By Doug Ireland
---- — SALEM — A transportation project years in the making faces both a milestone and a roadblock.
A railroad preservation group has nearly finished its work on the Salem portion of the rail trail, removing 19th-century rails and railroad ties to make way for a paved path for bicyclists and walkers.
Since Aug. 26, Iron Horse Preservation Society of Nevada has been laying a preliminary coat of recycled asphalt, or “regrind,” along the trail and expects to be done its work by the end of the week, according to project supervisor Ryan Hatrrup.
But local residents are complaining to town officials about the huge stacks of ties sitting along Route 28, saying they are unattractive and must be removed.
Those critics include Selectman Stephen Campbell, who says Iron Horse and project representatives have reneged on their deal.
“It is just an eyesore,” Campbell said yesterday. “You make a deal, you follow through with it. Your word is supposed to mean something.”
Campbell complained about the ties to fellow selectmen and Town Manager Keith Hickey at the board’s meeting last week. He was assured by Selectman Patrick Hargreaves, who consulted with project organizers, that the ties would be removed soon — at no cost to the town.
The entire project is being funded through donations and grants at no cost to Salem taxpayers, according to David Topham, co-chairman of The Friends of the Salem Bike-Ped Corridor.
Iron Horse is doing more than $100,000 worth of work, Topham said, disposing of the old chemical-covered ties and selling the track to help restore historic railroads.
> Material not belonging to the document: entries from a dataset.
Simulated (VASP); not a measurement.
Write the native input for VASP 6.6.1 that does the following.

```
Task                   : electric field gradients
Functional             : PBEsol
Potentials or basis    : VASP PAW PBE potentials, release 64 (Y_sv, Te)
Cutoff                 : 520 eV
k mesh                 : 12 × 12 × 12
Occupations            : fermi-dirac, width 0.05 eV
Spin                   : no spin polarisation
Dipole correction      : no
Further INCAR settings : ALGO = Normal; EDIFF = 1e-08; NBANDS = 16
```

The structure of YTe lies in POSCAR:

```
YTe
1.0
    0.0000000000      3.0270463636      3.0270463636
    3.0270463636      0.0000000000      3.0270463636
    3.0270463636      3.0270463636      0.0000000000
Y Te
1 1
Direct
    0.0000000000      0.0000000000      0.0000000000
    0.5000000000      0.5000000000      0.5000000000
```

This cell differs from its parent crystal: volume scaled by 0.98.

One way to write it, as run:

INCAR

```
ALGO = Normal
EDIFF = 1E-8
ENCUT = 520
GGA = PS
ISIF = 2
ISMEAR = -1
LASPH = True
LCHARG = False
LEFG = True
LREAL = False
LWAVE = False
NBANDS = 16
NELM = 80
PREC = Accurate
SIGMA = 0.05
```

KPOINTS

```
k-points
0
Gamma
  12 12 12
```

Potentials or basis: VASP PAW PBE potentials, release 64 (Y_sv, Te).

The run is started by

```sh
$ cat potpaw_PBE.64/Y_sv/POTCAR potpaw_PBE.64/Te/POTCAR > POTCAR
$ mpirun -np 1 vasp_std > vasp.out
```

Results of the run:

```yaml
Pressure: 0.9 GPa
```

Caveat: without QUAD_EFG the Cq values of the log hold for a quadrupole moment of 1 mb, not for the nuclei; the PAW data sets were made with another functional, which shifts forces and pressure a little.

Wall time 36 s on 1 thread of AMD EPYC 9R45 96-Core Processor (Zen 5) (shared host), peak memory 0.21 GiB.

Topham expressed frustration yesterday with Campbell and other town residents, who have complained about the three piles of ties visible along Route 28. They were removed from a 2.8-mile section of the trail.
One of the piles sits at an old entrance to Rockingham Park racetrack. A fourth pile along the heavily traveled route, created last fall, has been moved out of sight, Topham said.
“They are not hindering anything,” he said. “They are being disposed of as part of the deal.”
Iron Horse started removing rail and ties in October, but had to stop during the winter. The work resumed in June, shortly before project representatives met with selectmen to assure them the project was on the right track.
“The excuse was it was winter and (the ties) would be gone by spring,” Campbell said. “Then, they were going to be gone this summer.”
Topham said the 5.1 miles of the trail through Salem will be well worth the wait once the project is complete. The trail, planned for more than a decade, will be paved next fall, he said.
He questioned why there were few, if any complaints, when the state Department of Transportation left debris along Route 28 when it completed a road project several years ago.
Iron Horse is also doing work in Londonderry, Hattrup said. The 115-mile Granite State Rail Trail will extend from northern Massachusetts to near the Vermont border, including Windham and Derry.
Campbell said he’s fielded a few complaints from residents. Hickey said the Town Hall staff has received several complaints, too.
Topham said Iron Horse has had to find a new disposal site after one in Pennsylvania closed.
The nonprofit organization is now negotiating a deal with an energy plant in Rumford, Maine,Topham said. He expects that deal to be finalized soon and the ties removed.
Although the completion of Iron Horse’s removal of ties and rails is a major accomplishment, Topham said the project and fundraising remain a work in progress.
The Friends of the Salem Bike-Ped Corridor received approximately $130,000, not including pledges, since June 1 as it strives for its fundraising goal of $170,000, Topham said. The $170,000 is needed to qualify for federal grant money.